The word “radiophysics” in the Cornell Center’s name is significant. It refers to the field of science where research into all the aspects of physics—from the formation of the earth to the evolution of the total universe—is carried out primarily by using radio as the tool of investigation. This covers everything from antenna design to microwave amplification, and from solid-state physics to magneto-hydrodynamics. This last mentioned imposing subject is one of the newest of the physical sciences and concerns itself with the investigation of the fluid relationships between magnetic fields and electrically charged gases.
Professor Gold will soon have available (by 1961), a thousand-foot-diameter radar antenna driven by a transmitter of 2.5 megawatts peak power. This instrument will permit penetration of the dense gases, thousands of miles thick, in the atmosphere of Jupiter. It will reach the very core of that planet—the giant of our solar system. Jupiter’s average distance from Earth is about 500-million miles.
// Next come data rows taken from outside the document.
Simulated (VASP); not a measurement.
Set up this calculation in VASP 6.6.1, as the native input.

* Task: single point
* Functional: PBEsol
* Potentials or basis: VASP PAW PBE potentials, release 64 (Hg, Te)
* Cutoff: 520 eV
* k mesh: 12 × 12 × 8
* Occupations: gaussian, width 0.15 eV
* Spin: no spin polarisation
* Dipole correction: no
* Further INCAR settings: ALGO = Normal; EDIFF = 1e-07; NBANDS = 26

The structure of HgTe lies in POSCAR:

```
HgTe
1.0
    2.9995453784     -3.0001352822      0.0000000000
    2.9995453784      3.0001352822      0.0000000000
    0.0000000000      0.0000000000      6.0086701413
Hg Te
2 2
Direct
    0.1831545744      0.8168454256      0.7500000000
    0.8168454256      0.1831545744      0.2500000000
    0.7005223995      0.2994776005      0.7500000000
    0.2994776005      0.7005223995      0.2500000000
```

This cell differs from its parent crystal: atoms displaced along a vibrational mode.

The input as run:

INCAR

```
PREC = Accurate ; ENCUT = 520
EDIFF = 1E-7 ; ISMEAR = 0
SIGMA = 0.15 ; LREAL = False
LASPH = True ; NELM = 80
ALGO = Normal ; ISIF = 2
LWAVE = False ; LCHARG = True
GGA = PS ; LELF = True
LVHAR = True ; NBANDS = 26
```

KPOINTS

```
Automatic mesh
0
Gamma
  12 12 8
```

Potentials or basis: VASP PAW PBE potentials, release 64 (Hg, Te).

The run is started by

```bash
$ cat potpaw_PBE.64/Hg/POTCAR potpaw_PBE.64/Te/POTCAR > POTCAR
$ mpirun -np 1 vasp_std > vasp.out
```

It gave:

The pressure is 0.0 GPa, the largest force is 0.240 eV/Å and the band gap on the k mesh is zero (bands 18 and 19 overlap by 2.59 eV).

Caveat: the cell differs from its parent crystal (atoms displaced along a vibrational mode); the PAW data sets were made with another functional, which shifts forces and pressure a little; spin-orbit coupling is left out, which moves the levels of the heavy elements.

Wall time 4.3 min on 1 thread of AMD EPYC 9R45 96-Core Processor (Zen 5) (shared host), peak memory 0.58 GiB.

The radar system of the Cornell Center, to be located in Puerto Rico, will be capable of transmitting such strong signals that reflected echo will have 10,000 times the power of those received from Venus during the Air Force’s recent radar probe of that planet from their Cambridge Research Center.
According to Professor Gold, “At the present time, we have just barely been able to detect Venus. This power (of the Cornell radar) would make possible the actual penetration of the Venusian surface. It will be possible to ‘see’ the variations of that surface—and to plot them.”
But even more than this, Professor Gold continues: “It is not unreasonable to claim that we will be able to discover the general order of magnitude of vegetation on Venus by using a number of different radar wavelengths. The clusters or concentrations of vegetation could be determined by the way the radar ‘paints’ different slopes and levels on the scope.”
The extreme value of such pure scientific research to the practical future of landing an expeditionary space crew on Venus is self-evident. Yet of equal importance will be the radio-communications know-how that will certainly be acquired through the Venusian experiments with radar. The characteristics of microwave radio propagation between the earth and Venus should suggest new designs for efficient two-way communications over millions of miles of interplanetary space.
Determining exact distances between the earth, the planets and the sun will be another project of the Cornell Center. By combining radar with optics, precise distances can be determined. At 400 mc, the giant radar system of the center will be able to resolve the sun’s surface to 1/6 of a degree, far greater accuracy than has ever before been achieved. Much new information about the sun will pay off in a closer understanding of the earth’s upper atmosphere, a deeper understanding of how radio waves are affected by the ionosphere, how storms are created, and how weather systems are formed.
One technique proposed by Professor Gold to analyze the sun is the use of microwave back-scatter from the ionized layers of the solar atmosphere. Simply, a radio wave, depending on its energy and angle, strikes the electrons and charged atomic nuclei of the electrified hot gases of the sun, causing them to release particles of electromagnetic energy in various directions. The original radio energy is absorbed, but the energy released will be of the same frequency. If the angle of the absorbed radio wave is just right, then some of the released radio energy will be scattered backwards toward the source of the transmitted energy—hence the phrase, “back-scatter.”
The foregoing are only a few of many important projects planned by the Cornell Center. The key men at the Center read like a Who’s Who in Radiophysics. Their job will be to correlate practical observations with the best inferences of theory— a two-way correlation between actual information and ideas. In this sense, the new Cornell space center is a unique cosmic clearing house.